You can get to Paris cheaper than by train, but then again, with all
that security and the cheaper airlines operating from inconvenient airports,
train is the best option. You have trains leaving virtually every hour
through the day, their first one leaving before 5am, getting you to
Paris in under three hours. (Its a bit slow from the UK side but
speeds up once you get the other side). At the moment you leave from
Waterloo Station and arrive in Gare de Nord. You can also take the Eurostar
direct to the Alps for skiing and of course to Lille or Brussels.
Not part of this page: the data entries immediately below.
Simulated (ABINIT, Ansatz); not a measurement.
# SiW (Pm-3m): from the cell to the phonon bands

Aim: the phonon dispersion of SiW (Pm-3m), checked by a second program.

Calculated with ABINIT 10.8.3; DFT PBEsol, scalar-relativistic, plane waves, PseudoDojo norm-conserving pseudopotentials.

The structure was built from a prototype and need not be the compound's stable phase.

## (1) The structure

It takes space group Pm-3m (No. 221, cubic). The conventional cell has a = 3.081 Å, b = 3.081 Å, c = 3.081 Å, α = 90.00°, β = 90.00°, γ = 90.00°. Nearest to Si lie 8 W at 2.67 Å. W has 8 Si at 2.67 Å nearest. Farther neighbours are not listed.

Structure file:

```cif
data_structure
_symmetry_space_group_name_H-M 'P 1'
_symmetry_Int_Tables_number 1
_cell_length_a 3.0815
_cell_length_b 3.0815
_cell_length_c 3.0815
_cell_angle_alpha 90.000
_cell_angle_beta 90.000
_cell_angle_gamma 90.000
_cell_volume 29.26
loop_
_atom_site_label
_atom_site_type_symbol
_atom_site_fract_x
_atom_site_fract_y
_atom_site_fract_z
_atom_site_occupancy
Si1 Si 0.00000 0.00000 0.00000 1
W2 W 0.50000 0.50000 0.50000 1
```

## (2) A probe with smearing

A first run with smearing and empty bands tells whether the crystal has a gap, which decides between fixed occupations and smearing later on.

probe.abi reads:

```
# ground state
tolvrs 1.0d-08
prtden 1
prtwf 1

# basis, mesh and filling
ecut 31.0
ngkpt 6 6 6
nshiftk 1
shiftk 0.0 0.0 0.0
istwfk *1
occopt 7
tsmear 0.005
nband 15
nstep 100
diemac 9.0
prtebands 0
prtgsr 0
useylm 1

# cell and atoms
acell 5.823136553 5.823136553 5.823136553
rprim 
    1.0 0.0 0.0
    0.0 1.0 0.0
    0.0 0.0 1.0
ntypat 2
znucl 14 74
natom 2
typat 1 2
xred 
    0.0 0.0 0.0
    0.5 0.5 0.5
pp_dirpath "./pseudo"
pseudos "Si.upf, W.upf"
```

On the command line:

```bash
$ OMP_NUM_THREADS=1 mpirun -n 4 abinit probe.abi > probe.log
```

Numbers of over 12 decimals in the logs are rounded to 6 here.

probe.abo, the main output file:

Arriving in Paris you can go by Metro to your hotel and the smart thing
to do is buy a Carnet, ten tickets to use on single journeys anywhere
on the Metro. If you know your bus route, you can use the ticket on
the bus too and often, except at rush hour or when they are digging
up the streets, its much better to go by bus at least you
will get to see Paris.
On the point of hotels, do watch the small print. Eurostars website
gives you a whole bunch to chose from at cheaper rates but you might
be disappointed.
We stayed at Residence Monceau Etoile on Rue De Saussure in the
17th Arrondisment. Their normal published rates are 164€ a night
which is high for a tiny room with a shower. But what was really disappointing
was that for this price it was a sofa bed that sagged in the middle
and customer service was ZERO. They just couldnt give a shit.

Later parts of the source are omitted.